A perspective from Oregon’s mid-Willamette Valley

Taking the long view on a winter ride

Written March 3rd, 2024 by Hasso Hering

The view across the wintry landscape on a bike ride Saturday in Southern Oregon.

Sometimes it’s good to get away. A bike ride is one way to do that, especially if it’s on a route you don’t often take.

Somebody sent in a reaction recently to all the griping that overflows in the comment section of hh-today. And most of the time, criticism of government decisions and other contributors is all that’s in there.

Disappointment with government action or inaction is often justified. But all this venom and bitterness in the comments on social media, and on local news blogs like this, gets tiresome nonetheless.

So you try to tune it out.

I’ve been in the local reporting and commenting business for nearly 60 years. One thing I learned the hard way is that it pays to exercise restraint.

Sometimes I didn’t do that and went off the deep end instead. The times I remember, that turned out to be a mistake. Didn’t persuade anybody and sometimes caused unnecessary grief.

I’m not persuading anybody now. I’m pretty sure I’m not.

Just know that when you badmouth somebody’s decisions and question their motives, you’re not causing them to change course so that they agree with you.

In other words, you’re not doing any good. Telling somebody how stupid, shortsighted, greedy, self-serving or ignorant they are has never worked.

I was thinking along those lines on a day that started with me walking through wet snow and ended up riding the bike through the countryside in an area of the state where I began the Oregon part of my life a long time long ago.

A bike ride doesn’t change anything. It has no bearing on what’s wrong in the country, our state, or our towns.

But it was a chance for a short time to get away. And to appreciate what a great place we live in, and how free most of us are. (hh)

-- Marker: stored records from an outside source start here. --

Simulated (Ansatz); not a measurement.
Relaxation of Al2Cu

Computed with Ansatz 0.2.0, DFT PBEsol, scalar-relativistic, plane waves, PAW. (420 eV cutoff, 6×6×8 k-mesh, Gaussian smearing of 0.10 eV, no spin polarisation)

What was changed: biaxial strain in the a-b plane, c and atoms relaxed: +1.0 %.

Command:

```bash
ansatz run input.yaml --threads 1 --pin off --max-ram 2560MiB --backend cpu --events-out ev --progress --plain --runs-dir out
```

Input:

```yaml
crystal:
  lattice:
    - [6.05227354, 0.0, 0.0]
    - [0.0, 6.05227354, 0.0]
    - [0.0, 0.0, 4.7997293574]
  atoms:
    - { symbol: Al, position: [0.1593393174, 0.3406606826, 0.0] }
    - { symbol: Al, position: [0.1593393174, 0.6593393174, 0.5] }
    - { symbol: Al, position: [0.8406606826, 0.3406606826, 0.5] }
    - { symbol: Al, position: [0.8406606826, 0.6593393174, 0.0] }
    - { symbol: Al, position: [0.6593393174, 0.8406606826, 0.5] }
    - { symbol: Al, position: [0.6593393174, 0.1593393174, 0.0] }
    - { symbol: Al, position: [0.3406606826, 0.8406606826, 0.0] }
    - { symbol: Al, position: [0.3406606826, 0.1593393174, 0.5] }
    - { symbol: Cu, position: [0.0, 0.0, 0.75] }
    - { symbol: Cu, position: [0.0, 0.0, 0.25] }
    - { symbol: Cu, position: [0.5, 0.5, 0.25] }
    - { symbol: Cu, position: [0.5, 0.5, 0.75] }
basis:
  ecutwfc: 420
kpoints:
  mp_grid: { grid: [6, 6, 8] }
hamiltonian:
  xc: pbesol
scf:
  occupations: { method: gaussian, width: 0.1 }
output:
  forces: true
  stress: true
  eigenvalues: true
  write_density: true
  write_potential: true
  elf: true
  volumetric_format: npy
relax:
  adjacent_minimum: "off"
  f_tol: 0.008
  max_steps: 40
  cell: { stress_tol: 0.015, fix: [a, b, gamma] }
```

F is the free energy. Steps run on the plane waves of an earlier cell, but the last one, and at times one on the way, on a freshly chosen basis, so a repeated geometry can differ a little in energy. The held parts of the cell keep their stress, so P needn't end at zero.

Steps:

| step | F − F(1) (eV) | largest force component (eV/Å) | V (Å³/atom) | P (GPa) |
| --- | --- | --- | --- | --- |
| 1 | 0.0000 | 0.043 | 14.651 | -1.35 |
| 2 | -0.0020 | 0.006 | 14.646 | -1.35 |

15 responses to “Taking the long view on a winter ride”

  1. Ray Kopczynski says:

    Very astute observations…

  2. khss says:

    Positive vibes go a long way. Thanks!

  3. Cap B. says:

    “Not saying anything” also does not change anything. I think speaking up is more likely to change a few things, or make a dent in it, than keeping quiet. After all, you have been in the “commenting” business for nye on 60 years, as you said. I don’t think all those years were for naught. Not speaking up when their neighbors suddenly were missing did not help discover and close down the “Nazi death camps” in the 30s and 40s!!

  4. chris j says:

    While I agree that the people that govern are not likely to change because of the pain they cause others, but some are very attached to their appearance of being right and no one calling them out when they are not. All injustices that have been corrected have been hard won. When the weakest among us have no voice and the voice of reason falls on deaf ears, what choice do people have? Walking by a person that has fallen does mean he did not fall or falling was their fault, it means no one cares. As someone that has fallen into hard times more than a few times, I understand and refuse to just walk by without offering them aid. If I have to get all up in society’s face a little bit so be it. My momma told me if I didn’t want to get called out on bad behavior, don’t do it. So don’t complain if you get what you ask for, that is part of being a grownup.

  5. Joanna S says:

    Yes – and how very privileged we are to have such minor complaints and problems – just watching the news regarding the loss of life and homes of so many people in Ukraine and the middle east should help us realize our great fortune. Thanks Hasso.

  6. Cap B. says:

    Another great photo at the top of your story. You could have published one of those coffee-table books of your outdoor photographs!

    • Jon Stratton says:

      What “could have?” He still can. A book of photos with his bicycles would be great.

  7. Bob Woods says:

    Thank you Hasso. “People that govern” are just like everybody else, with the small exception that they got their jobs, not from a business owner, but as a result of all the people in the community.

    Whether elected or hired, they work as a result of the choices made by the community. Just like everyone who posts on your blog, they all make mistakes from time to time. But with only one exception that I have seen, it was never done through malice.

  8. Dee Wendler says:

    Very well said!

  9. Matthew Calhoun says:

    It’s not criticism of government that’s at issue, it’s the unbridled venom and the constant putting on airs that the dozen or so most prolific commenters seem to exercise here at will. It’s exhausting and for some Hasso’s words just flew over their heads because, despite Hasso’s many past pleas for civility, they are also likely to never change their ways.

  10. chris j says:

    The people who base their quote “positive” opinions solely based on limited knowledge of other peoples experiences are seeing life through rose colored glasses. When people lose their homes, jobs, health and someone else benefits from their losses you view it as making lemon-aid when life gives you lemons. It is not a positive outcome for the people who were given the lemons when other people get the benefits of the lemon-aid (such as buying the home that was lost inexpensively etc.) and the unfortunate are left with just the lemons The spelling of lemon-aid is correct in these cases because the aid you get is is just more lemons and no aid. So the people who enjoy the lemon-aid of those whom have suffered losses are the ones who feel blessed by their good fortune and do not deem it as malice.

  11. chris j says:

    PS: In the old west when people were lucky enough to find a dead body they took their gold teeth, boots and the money in their pockets etc.. Now we don’t wait until they are dead, just weak enough not to be able to fend off professional looters .

  12. Michele Harris says:

    Your point was well-made. Thank you, HH!

  13. Jim Conard says:

    Hasso, I really enjoy the stories you write about that get posted on internet. I lived in Albany from birth to 1993, 40 years. I look at the pictures and remember Old Albany.
    We moved to Eastern MT in 93. My father used to 1/2 own Valley Appliance Service on Lyon St. Lots has changed since we moved.